Ottawa

La Cité eyes new program to fix local optician shortage

Ottawa's La Cité college is looking to boost the number of opticians in the Ottawa-Gatineau area by introducing a new program right here at home.

Opticians concentrated in Toronto area, currently home to province's only 2 training programs

Most of Ontario's opticians work in the Toronto area, and the province's only accredited college programs for opticians are in Toronto and Barrie. (The Associated Press)

Ottawa's La Cité college is looking to boost the number of opticians in the Ottawa-Gatineau area by introducing a new program right here at home.

According to the College of Opticians of Ontario, approximately 1,600 of the province's 2,700 active opticians are concentrated in the Toronto area, while just over 150 work in Ottawa.

Unlike optometrists, who are trained to perform eye tests and issue prescriptions, opticians operate eye-testing equipment and interpret prescriptions.

Currently, anyone in Ontario who wants to train to become a licensed, registered optician has to go to Toronto or Barrie, or take a distance learning course from an Alberta college.

La Cité is hoping its new training program, set to start in the fall, will encourage more opticians to stay here once they're trained.
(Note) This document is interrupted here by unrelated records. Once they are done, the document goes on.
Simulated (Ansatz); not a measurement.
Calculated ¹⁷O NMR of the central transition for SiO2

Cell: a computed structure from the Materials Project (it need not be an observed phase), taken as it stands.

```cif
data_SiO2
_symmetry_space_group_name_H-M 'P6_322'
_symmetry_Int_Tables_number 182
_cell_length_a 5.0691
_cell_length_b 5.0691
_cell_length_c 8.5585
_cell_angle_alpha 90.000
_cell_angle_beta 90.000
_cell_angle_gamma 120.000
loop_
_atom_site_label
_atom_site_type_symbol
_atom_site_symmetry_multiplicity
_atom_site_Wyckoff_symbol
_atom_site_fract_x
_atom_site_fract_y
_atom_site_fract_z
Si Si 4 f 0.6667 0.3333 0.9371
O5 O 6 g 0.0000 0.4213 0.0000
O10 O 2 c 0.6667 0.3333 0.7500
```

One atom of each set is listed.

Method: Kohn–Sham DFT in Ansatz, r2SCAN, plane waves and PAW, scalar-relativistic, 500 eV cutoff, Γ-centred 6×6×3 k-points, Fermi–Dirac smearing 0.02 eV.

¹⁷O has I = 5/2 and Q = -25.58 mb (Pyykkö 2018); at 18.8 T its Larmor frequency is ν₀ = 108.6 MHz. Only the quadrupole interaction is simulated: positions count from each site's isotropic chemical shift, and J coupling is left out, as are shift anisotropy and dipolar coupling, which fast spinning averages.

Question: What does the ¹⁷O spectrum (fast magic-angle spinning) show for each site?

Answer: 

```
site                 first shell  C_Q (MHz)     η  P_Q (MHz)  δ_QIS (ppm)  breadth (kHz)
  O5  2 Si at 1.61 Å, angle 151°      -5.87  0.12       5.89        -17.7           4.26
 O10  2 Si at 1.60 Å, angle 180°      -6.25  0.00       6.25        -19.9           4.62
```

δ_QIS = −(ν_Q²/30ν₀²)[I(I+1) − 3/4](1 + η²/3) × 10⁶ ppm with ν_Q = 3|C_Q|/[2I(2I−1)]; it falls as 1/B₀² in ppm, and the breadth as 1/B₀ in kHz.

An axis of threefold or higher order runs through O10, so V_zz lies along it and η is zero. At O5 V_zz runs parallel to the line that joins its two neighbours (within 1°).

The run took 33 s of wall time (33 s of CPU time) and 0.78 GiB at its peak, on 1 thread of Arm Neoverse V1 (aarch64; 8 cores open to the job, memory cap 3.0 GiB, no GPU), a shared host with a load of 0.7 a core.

"Several [local] optometrists … say they have a lot of problems recruiting [opticians]," said Michaël Dumoulin, director of l'Institut des sciences de la santé et de la vie at La Cité, in French.

Courses in French

It would also be the first francophone training program in the province to be accredited.

"It's very difficult to find an optician who is francophone," said Thomas Noël, a Franco-Ontarian optometrist.

That distance learning program from the Northern Alberta Institute of Technology also offers French-language courses.

There's a similar dynamic in Quebec, where its three training programs are in Quebec City, Longueuil and L'Assomption, and it can be difficult to draw opticians to western Quebec and other areas.

La Cité said it will work with Quebec's regulating body to let its program's graduates work in that province.